For all of you having problem getting you trimmers to start I have a suggestion. Try my version of the weed whacker which is a bush ax, and if the bush ax can't do the job then I pull out the swing blade. These tools have been around forever and with them you can do anything you can do with an electric or gas trimmer.

The good thing about the bush ax and the swing blade is they don't need gas and they start as soon as you start, no priming and choking needed.

Post 2

@Animandel - I have a new weed trimmer and I get exhausted simply reading the directions on how to start the thing. Seriously, they tell you to prime the machine, then put it on one setting and pull the rope 10 times, switch to setting 2 and pull 5 time and then set on 3 and pull 3 times. Then the best part is when it reads "If the trimmer doesn't start then repeat the previous steps."

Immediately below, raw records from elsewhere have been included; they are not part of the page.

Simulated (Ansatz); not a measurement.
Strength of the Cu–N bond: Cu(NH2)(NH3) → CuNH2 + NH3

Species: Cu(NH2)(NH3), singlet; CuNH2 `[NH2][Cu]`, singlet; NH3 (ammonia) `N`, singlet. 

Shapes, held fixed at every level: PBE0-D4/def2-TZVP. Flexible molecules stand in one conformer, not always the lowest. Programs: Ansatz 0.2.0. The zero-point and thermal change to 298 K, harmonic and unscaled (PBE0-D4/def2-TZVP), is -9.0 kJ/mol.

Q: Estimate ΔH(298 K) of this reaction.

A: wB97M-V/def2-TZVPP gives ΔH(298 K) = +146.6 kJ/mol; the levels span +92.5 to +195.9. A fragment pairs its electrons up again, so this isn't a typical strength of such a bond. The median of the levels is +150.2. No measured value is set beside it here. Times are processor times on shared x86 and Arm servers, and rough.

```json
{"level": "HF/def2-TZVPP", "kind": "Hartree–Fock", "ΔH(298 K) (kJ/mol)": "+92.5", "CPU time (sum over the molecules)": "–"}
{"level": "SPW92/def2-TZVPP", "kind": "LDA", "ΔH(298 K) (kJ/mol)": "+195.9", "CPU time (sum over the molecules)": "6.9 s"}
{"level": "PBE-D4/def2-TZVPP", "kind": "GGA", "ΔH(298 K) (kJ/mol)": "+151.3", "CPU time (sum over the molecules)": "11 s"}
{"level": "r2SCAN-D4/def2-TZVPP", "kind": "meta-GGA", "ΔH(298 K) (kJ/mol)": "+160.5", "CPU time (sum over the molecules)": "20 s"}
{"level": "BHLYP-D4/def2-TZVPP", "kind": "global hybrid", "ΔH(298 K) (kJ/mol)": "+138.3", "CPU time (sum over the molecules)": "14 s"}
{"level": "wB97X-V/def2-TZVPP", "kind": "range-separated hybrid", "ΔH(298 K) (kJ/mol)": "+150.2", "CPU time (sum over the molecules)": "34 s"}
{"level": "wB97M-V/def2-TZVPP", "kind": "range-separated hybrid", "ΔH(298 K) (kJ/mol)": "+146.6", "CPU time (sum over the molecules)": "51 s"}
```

I know we all have our little tricks and so called secrets for starting the trimmers, but I think most of them can be a hassle to get going sometimes, and we simply have to put up with them.

Post 1

Okay, now that I know weed trimmers and weed whackers are the same things, I have one question. Why are weed trimmers so complicated to start? We have a gas trimmer. My husband is the one who does most of the lawn work, so until recently I didn't give any thought to how these things started or worked.

I was forced to do some trimming recently, and the toughest part of the job was getting that weed trimmer started. I thought I was going to rip my should off with all the pulling and jerking. I finally had to ask a neighbor to start the machine. Shouldn't there be an easier way?